A recent decision by the Texas Supreme Court shuts down another dispute over the ownership of Padre Island by heirs of Padre Nicholas Balli.
The high court denied the plaintiffs' claim that a deed signed more than 150 years ago was a fraud.
The heirs of Jesus Balli, the nephew of Padre Nicolas Balli, who originally settled the island off the South Texas coast, filed a lawsuit against Gilbert Kerlin who bought the property in 1847.
The heirs sought to set aside the 1847 deed, and thus all sales in the next 161 years, on the basis of fraud.
"As the only evidence of fraud in 1847 is an affidavit by one of the current heirs - who could not possibly have personal knowledge of those events - we reverse," the Nov. 14 per curiam opinion states.
Disputes over the land titles began soon after the death of Padre Nicolas Balli, the Roman Catholic priest who brought in settlers, built a church and raised cattle and horses on the 130-mile long island in the Gulf of Mexico. When Padre Balli died in 1829, his interests passed to his seven nieces and nephews.
As the Southeast Texas Record reported in September, the Texas Supreme Court reversed a 2005 verdict that declared more than 275 descendants of Juan Jose Balli, one of the padre's nephews, had been defrauded out of oil and gas royalties from the island by Kerlin, a New York attorney.
This case recently before the court stemmed from a claim by the heirs of Jesus Balli, a nephew of Juan Jose.
The 72 alleged heirs asserted in their petition that the 1847 deed was fraudulent because it was signed by Jesus Balli's father, even though Jesus was not a minor under either Texas or Mexican law at the time. They sued Kerlin, who apparently had no contact with them or their ancestors, but owned substantial acreage in South Padre Island from 1942 until 1961.
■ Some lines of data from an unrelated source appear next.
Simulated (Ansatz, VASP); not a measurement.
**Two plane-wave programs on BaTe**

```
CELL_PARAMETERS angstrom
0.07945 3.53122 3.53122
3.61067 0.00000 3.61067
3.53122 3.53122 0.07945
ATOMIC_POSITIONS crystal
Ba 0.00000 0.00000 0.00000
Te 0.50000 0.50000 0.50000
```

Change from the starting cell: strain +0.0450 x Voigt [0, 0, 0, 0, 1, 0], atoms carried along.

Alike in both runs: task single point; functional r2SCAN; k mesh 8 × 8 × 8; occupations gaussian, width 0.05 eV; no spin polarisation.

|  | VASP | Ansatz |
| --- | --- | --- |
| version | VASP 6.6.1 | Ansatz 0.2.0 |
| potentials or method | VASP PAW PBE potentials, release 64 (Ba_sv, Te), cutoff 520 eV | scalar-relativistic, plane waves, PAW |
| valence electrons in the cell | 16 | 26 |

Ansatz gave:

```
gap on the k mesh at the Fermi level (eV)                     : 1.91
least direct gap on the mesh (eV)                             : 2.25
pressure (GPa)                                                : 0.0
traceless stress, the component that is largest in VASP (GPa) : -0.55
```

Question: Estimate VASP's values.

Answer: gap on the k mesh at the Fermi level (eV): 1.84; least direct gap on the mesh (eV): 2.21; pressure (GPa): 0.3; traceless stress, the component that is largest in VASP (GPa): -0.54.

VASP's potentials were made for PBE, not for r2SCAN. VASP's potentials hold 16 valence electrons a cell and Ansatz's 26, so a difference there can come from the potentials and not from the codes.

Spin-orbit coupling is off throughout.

Judge Leonel Alejandro, 357th District Court in Cameron County, granted summary judgment against the heirs. The plaintiffs appealed to the 13th District Court of Appeals in Corpus Christi in 2003. The court of appeals reversed Judge Alejandro's decision in January 2006.
Kerlin petitioned the Texas Supreme Court in April 2006, and moved for summary judgment on several grounds, including that the deed was valid.
In support, Kerlin tendered the deed - not the original in Spanish signed in Matamoros, Mexico, in 1847, but a certified English translation filed in the Nueces County deed records later that same year.
According to court documents, the translated deed affirmatively states that:
Mexico made it uncertain whether his title would be recognized; and
The heirs did not contest the document's authenticity at the time. Their only evidence in response to Kerlin's motion for summary judgment was a 2003 affidavit by Eva Castillo, in which she avers that Jesus Balli was not a minor in 1847 because he was 22 years old and was married. Kerlin objected to the affidavit on several grounds, including lack of personal knowledge and hearsay.
Castillo's affidavit states that her statements were "true and correct to the best of my personal knowledge and belief."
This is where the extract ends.